The entire financial world is holding its breath to see what the Federal Reserve decides to do at its next meeting in December. After having postponed a rate hike several times, it’s now increasingly likely a decision to increase the benchmark interest rates has been reached. At least, that’s what the market is currently taking into consideration based on the data of the Fed Funds Futures:

fed-funds-rate-qe

Source: CME Group

As you can see, the odds are clearly in favor of a rate hike, as there’s a chance of less than 26% the Fed won’t do anything, whilst a minority expects a two-step hike (which doesn’t seem very likely to us).

But the world is much bigger than just the United States and even though the financial press is all over the rate hike (as they have been in the past 12 months or so), other countries are taking other measures. The Bank of England has started a new Quantitative Easing program, whilst the ECB is expected to continue its asset purchases beyond its self-proclaimed March 2017 target. These things aren’t a surprise, but it’s really interesting to see that the only place where inflation seemed to have been picked up is the United Kingdom.

uk-inflation

Source: Danske Bank

The slightly higher inflation numbers caused a small sell-off on the bond markets as traders are repositioning itself for a (slightly and temporary?) higher interest rate which will reduce the fair value of bonds based on the mark-up to the benchmark rates. That’s an interesting fact but definitely not alarming yet considering several short-term yields are still negative and even companies with a riskier business profile are still able to borrow cash at dirt-cheap levels. Even countries with a huge balance deficit like Saudi Arabia have been able to raise billions, and despite the fact the entire economy is oil-driven, the yield on a 30 year Saudi Arabia bond was just 4.5%, just 1.25% higher than a 10-year bond…

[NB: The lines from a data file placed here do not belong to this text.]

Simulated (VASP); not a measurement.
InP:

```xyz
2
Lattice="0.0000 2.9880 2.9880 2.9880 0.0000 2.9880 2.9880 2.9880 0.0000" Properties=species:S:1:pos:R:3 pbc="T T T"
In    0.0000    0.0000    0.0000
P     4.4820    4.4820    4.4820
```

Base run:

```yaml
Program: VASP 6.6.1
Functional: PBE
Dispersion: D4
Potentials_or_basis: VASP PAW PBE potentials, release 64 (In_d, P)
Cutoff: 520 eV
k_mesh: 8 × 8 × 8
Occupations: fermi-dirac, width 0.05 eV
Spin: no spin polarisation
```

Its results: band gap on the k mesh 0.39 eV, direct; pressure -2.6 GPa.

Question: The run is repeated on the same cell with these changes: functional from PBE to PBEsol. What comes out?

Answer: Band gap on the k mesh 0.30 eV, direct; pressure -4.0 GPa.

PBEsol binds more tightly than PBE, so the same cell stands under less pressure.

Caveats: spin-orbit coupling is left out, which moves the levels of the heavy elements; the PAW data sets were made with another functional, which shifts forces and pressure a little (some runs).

The world is still flooded with cash, but outside of the main financial markets, Sweden thinks it needs to do more to keep its economy going. The Riksbank, the Swedish version of the Federal Reserve, has cut its inflation forecast whilst keeping its employment expectations and growth forecast stable. To ensure a stable financial system, the Riksbank has now decided to reduce the repo rate path by quite a substantial difference.

repo-rate-riksbank

Source: Danske Bank

So all western countries are expanding their monetary asset base, but surprisingly, Russia hasn’t cut its interest further from the 10% where it’s currently at. That’s surprising because one would think the Russian economy is improving on the back of the increasing oil price which strengthens the Ruble and allows more dollars to flow into Russia as the country exports several million barrels of crude oil per day.

The Russian Central Bank has set a target to keep the inflation rate below 4%, and is still aiming to reach that specific interest rate by the end of next year after seeing the core price inflation peak at almost 20% in the middle of the oil crisis.

russia-inflation-rate

Source: tradingeconomics.com

Long story short, there are so many mixed signals in the world, and the financial system as we know it is shaking to its foundations.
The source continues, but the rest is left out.